The scene described in Mark 5 has the makings of a pretty effective little horror story:
They came to the other side of the sea, to the country of the Gerasenes.It has many of the classic elements. It was apparently nighttime. There had been a terrible storm. Graveyards — and demons. Lots and lots of demons.
2 And when Jesus had stepped out of the boat, immediately there met him out of the tombs a man with an unclean spirit. 3 He lived among the tombs. And no one could bind him anymore, not even with a chain, 4 for he had often been bound with shackles and chains, but he wrenched the chains apart, and he broke the shackles in pieces. No one had the strength to subdue him. 5 Night and day among the tombs and on the mountains he was always crying out and cutting himself with stones.
6 And when he saw Jesus from afar, he ran and fell down before him. 7 And crying out with a loud voice, he said, "What have you to do with me, Jesus, Son of the Most High God? I adjure you by God, do not torment me." 8 For he was saying to him, "Come out of the man, you unclean spirit!"
9 And Jesus asked him, "What is your name?"
He replied, "My name is Legion, for we are many." 10 And he begged him earnestly not to send them out of the country. 11 Now a great herd of pigs was feeding there on the hillside, 12 and they begged him, saying, "Send us to the pigs; let us enter them."
13 So he gave them permission.
And the unclean spirits came out, and entered the pigs, and the herd, numbering about two thousand, rushed down the steep bank into the sea and were drowned in the sea. 14 The herdsmen fled and told it in the city and in the country. And people came to see what it was that had happened.
15 And they came to Jesus and saw the demon-possessed man, the one who had had the legion, sitting there, clothed and in his right mind, and they were afraid. 16 And those who had seen it described to them what had happened to the demon-possessed man and to the pigs.
17 And they began to beg Jesus to depart from their region.
18 As he was getting into the boat....
On most occasions Jesus cast the demons out with a word (Matthew 8:16). Here, more of a process is involved. The demon tells Jesus that there is a "legion" of them in the man. We stagger at the thought that there could have actually been six thousand demons in one man. It could have been demonic bravado — boastful, if pointless, exaggeration.
Yet they then inhabited and enfrenzied a herd of two thousand pigs. We simply must admit that there is more that we do not know about demons, than what we do know.
The really important thing to know about demons, though, is that they are utterly subject to Jesus' word. He who had stilled the elemental storm at sea with a word, could do the same to the spiritual storm inside the man. The demons know they have no choice but to go where He sends them. As many as six thousand demons versus one Jesus — and they're hopelessly outmatched. They wait, quavering to see what He will do to them, knowing they are bound to His word.

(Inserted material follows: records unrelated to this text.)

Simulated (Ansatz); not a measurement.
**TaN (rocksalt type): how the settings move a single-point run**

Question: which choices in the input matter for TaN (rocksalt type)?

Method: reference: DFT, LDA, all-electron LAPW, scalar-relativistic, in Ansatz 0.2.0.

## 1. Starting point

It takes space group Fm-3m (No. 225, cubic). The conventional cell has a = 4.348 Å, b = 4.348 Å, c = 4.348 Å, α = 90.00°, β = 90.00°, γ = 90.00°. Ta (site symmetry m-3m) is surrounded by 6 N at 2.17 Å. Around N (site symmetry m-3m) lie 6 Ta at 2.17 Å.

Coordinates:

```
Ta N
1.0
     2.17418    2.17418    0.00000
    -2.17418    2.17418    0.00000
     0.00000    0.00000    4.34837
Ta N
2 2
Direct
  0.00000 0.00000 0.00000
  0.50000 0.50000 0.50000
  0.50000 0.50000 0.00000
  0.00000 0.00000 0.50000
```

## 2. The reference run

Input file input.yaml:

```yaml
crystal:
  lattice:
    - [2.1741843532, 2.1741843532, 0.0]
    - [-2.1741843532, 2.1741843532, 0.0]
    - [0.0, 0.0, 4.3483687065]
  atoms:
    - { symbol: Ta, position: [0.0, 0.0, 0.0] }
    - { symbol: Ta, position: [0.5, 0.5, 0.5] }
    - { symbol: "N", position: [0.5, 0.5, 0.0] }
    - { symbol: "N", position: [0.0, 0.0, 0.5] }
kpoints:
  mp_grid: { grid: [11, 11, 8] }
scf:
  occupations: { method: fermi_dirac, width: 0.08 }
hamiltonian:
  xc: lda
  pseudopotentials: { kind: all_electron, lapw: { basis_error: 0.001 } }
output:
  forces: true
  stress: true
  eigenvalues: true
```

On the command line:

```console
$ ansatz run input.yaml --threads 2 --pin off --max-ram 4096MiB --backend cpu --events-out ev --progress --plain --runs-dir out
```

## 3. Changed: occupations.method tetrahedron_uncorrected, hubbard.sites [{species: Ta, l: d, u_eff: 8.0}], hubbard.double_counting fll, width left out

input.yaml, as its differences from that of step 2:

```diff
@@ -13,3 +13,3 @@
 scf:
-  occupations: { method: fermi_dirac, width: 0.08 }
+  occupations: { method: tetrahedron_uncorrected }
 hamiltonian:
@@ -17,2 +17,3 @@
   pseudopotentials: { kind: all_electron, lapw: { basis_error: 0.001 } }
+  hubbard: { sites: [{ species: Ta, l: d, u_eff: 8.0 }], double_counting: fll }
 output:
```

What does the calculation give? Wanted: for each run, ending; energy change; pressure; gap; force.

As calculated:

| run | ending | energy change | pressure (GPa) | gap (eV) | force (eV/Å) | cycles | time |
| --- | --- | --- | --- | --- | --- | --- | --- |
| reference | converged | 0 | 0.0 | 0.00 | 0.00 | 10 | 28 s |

So they implore Him to send them into the herd of pigs. Particularly, the spokesman "begged [Jesus] earnestly not to send them out of the country."
Did that ever strike you? "Pigs, fine, whatever. Just please let us hang around these parts." Something about that area, that region, appealed to them, felt like home to them.
Now comes the great irony, and probably the key to the demons' petition. They are cast out into the pigs, the pigs drown, the demoniac is restored to his right mind, the townspeople come and see this all....
And what is their reaction? They all know about this notoriously insane, demonized man. His feats of insane strength were the stuff of local legend. Yet here he sits, calm, sane, sober. And Jesus is responsible.
They ask Jesus to leave.
I never get over that, it just so amazes me. "Wow, that's really great, with the, heh-heh, the demons, and the... the... all that — so, could you, like, go? Please? Now?"
That's their priority-system. A man saved — but that herd of pigs, all gone. All that profit, gone. You did this? You go.
So I wonder: was that area just a really great place to be a demon? These people, all obsessed with order and propriety, and profit; not so concerned about this wasted wretch of a man... "Mmm-mm! Smells like Hell to me!" Was that it?
But I haven't even gotten to the scariest part of this little horror yarn yet.
The scariest part isn't the storm, or the thought of graves at night, or the raging, raving demoniac. The scariest part isn't the image of thousands of vicious, heartless, ravening demons, holding the soul of a helpless man captive.
No, this is the scariest part.
They ask Jesus to leave —
And He does.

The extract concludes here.